Guiseppe Verdi: Overture to Nabucco
Premiere at La Scala in Milan on March 9, 1842

            By the age of 28, Giuseppi Verdi had already experienced the pains of a man decades older. Only two years prior, Verdi had lost both of his infant children and his wife to illness. With these pains in his heart, there is probably no way Verdi anticipated the unparalleled success of his 1842 opera: Nabucco. The opera—which has the backdrop of the Babylonian captivity—takes on a life of its own outside of the concert hall. Just as the Jewish captives yearningly sing for a return to their beloved homeland, Italians of the 1840s were striving for a united Italy—a return to a united sense of Italianness.
            Music critics in recent years have argued that Verdi's role in the Italian Risorgimento has been over-emphasized. Yet, the fact remains that Nabucco—especially the chorus, "Va, pensiero, sull'ali dorate" ("Go, thought, on golden wings") was a political message. The politics of the chorus extends its hand even to the present day. "Va, pensiero" was almost made the national anthem of Italy, both in 1981 when an Italian journalist attempted to do so and again in 2009—this time led by an Italian senator.
            You will hear the famous chorus beginning with an oboe and clarinet duet about three minutes into the performance (after the completion of the extended Allegro section). Here, you can imagine the exiled Jewish people yearningly singing for their return to Jerusalem, which the Italian people sympathized with during their nationalistic surge in the mid-1800s.

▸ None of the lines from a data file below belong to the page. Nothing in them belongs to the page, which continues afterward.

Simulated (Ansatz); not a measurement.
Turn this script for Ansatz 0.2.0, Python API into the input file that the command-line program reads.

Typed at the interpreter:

Sergei Prokofiev: Violin Concerto No. 2 in G Minor, Op. 63
Premiere at the Teatro Monumental in Madrid on December 1, 1935
      I. Allegro moderato
      II. Andante assai
      III. Allegro ben marcato

            From 1918—1936, Sergei Prokofiev—a Russian-born and Saint Petersburg Conservatory-trained pianist and composer—lived a nomadic concert lifestyle. During that time span, Prokofiev performed and composed in places as diverse as London, Paris, the Bavarian Alps, Chicago, and—of course—cities in the Soviet Union (like Moscow and Leningrad). Yet, all the while, Prokofiev maintained a strong inner-connection with his homeland. His sense of his own Russian identity impelled him to make Russia his home again in 1936, bringing his children and reluctant Spanish wife Carolina along with him. The 2nd Violin Concerto—premiered in Madrid in December, 1935—lies directly on an important transitionary period of Prokofiev's life: at the end of his nomadic concert lifestyle and right before his extended return to the Soviet Union (from which he left for several international tours from 1936-38, but after 1938 he never left again).
            Commenting on the concerto, Prokofiev wrote: “The number of places in which I wrote the Concerto shows the kind of nomadic concert-tour life I led then. The main theme of the 1st movement was written in Paris, the first theme of the 2nd movement in Voronezh (a Russian city about 500 km. south of Moscow), the orchestration was finished in Baku (located on the Caspian Sea), and the premiere was given in Madrid.” The influence of Prokofiev's audience in Madrid is evident in the third movement, which calls to mind a flamenco dance because of the violin's guitar-like percussive strumming and the accented clacking of the castanets. Even more revealing of the concerto's significance is the first movement’s opening violin melody. The isolated solo violinist plays a minor-mode melody for an extended period of time, while all the other instruments of the orchestra remain silent. The melody is contained within two octaves—from the violin's lowest note G to an F on top of the staff—making it fall directly in a comfortable range for a male's voice. As a man on the brink of returning home, the solo melodic line—in a register of a male voice, i.e. Prokofiev’s voice—can be read as Prokofiev's own emotive singing for his homeland, a Russia he will make his home again only a year later
            With his permanent return, Russian audiences were privileged with Prokofiev’s musical gifts, among them, as music scholar Richard Taruskin argues, a “gift...for writing distinctively original diatonic melodies.” One of these melodies emerges in the second movement, where a pleading solo violin line floats over the repeated ostinatos of the winds and pizzicato strings.   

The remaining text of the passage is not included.